By Josh Letner
NEOSHO, Mo. —
Members of the Neosho Board of Education during a meeting Tuesday afternoon set the stage for at least the possibility of seeking a bond issue to pay for more classrooms in the not too distance future.
Brett Day, board president, after listening to school administrators outline overcrowding issues, declared that one thing was clear, that the district is bursting at the seams.
“The first thing we have to do is to define the problem, and that’s what this meeting is all about,” he said.
The 2012-13 enrollment for the district is estimated at 4,342, up from 4,254 in 2009-10.
Superintendent Alma Stipp says the enrollment figures for this year are based on early enrollment figures and are likely to change as students enroll in August and September.

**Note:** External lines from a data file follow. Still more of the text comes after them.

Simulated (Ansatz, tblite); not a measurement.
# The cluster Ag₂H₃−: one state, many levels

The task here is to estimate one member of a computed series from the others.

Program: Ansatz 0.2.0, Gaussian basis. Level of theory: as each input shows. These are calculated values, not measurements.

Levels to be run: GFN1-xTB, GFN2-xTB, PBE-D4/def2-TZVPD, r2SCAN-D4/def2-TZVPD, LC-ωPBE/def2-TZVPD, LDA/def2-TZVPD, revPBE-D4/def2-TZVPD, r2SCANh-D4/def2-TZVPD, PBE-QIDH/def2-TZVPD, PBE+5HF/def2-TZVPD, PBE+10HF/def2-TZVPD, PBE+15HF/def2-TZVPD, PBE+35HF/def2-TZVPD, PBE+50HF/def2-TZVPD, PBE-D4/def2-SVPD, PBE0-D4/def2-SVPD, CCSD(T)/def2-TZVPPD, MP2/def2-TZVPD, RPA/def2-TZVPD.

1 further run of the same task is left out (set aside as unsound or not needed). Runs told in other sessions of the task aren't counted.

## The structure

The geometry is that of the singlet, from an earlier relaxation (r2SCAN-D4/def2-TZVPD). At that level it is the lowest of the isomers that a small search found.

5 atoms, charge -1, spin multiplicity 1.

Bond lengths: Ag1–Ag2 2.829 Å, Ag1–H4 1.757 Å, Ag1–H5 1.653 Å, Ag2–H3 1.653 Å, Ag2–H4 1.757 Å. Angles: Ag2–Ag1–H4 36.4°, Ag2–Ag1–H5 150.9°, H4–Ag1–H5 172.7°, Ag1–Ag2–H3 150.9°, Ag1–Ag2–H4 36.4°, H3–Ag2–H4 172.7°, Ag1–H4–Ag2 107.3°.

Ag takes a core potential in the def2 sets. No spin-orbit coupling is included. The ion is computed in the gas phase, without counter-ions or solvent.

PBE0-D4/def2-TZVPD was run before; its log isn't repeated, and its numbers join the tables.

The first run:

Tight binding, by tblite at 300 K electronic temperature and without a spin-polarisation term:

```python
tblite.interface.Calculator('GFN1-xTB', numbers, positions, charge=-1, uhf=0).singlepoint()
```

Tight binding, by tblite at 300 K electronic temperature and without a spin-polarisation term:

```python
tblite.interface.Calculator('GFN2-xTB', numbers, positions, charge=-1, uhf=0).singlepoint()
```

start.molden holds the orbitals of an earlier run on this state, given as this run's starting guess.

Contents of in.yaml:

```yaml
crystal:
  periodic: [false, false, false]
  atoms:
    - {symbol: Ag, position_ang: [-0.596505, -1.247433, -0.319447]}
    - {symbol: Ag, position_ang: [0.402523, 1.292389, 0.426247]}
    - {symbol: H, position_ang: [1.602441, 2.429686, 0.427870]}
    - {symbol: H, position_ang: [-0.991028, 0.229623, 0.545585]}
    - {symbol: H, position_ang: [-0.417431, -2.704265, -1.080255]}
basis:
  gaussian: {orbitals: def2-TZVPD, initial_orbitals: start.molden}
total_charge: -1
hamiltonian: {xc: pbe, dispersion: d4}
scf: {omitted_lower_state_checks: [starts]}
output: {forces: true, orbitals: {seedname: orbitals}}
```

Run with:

Administrators offered solutions ranging from shuffling classrooms, to redrawing service boundaries for elementary schools, or adding new or mobile classrooms. Day told the administrators that he is no fan of mobile classrooms, but they may be necessary to solve the immediate issues. He says all solutions are on the table because the situation in the district is becoming severe.
But Rick Cook, assistant superintendent, apparently had the numbers at hand. He told the board that the district has the capacity to borrow $29 million, with voters’ blessing. He said there are financial incentives to borrowing now because the district could get an interest rate as low as 2 percent.
Day said the board and the community need to act now to stave off what could be a calamity in years to come.
“We can do some things to get by next year and maybe we can get by the year after that, but in about three to five years from now, if we keep getting new students like we are, we’re going to end up with 30 to 35 kids in a classroom and the learning will suffer,” he said. “As a school board, it’s our job to let the people know about that and if they decide not to pass a school bond, so be it, but we have to at least try.”
Both Day and Cook acknowledged that the sluggish economy might cause some people to be reluctant to support a bond issue, but newly elected school board member Steven Douglas said the community has put off school improvements for too long already.
“We’ve spent 30 years sticking fingers in the dam,” he said. “We need to build new schools.”
Day says economic concerns could be a positive factor for the district because quality school can draw new residents and businesses to the community.
“We have a lot of people in this community that don’t have to have a kid in school to support the schools, and we’re going to reach out to them and those sitting on the fence wondering if the cost is justified, we’re going to win them over too; that’s what we have to do,” he said.
The Neosho School Board will meet next at 7 p.m. Monday in the Neosho Administrative Center.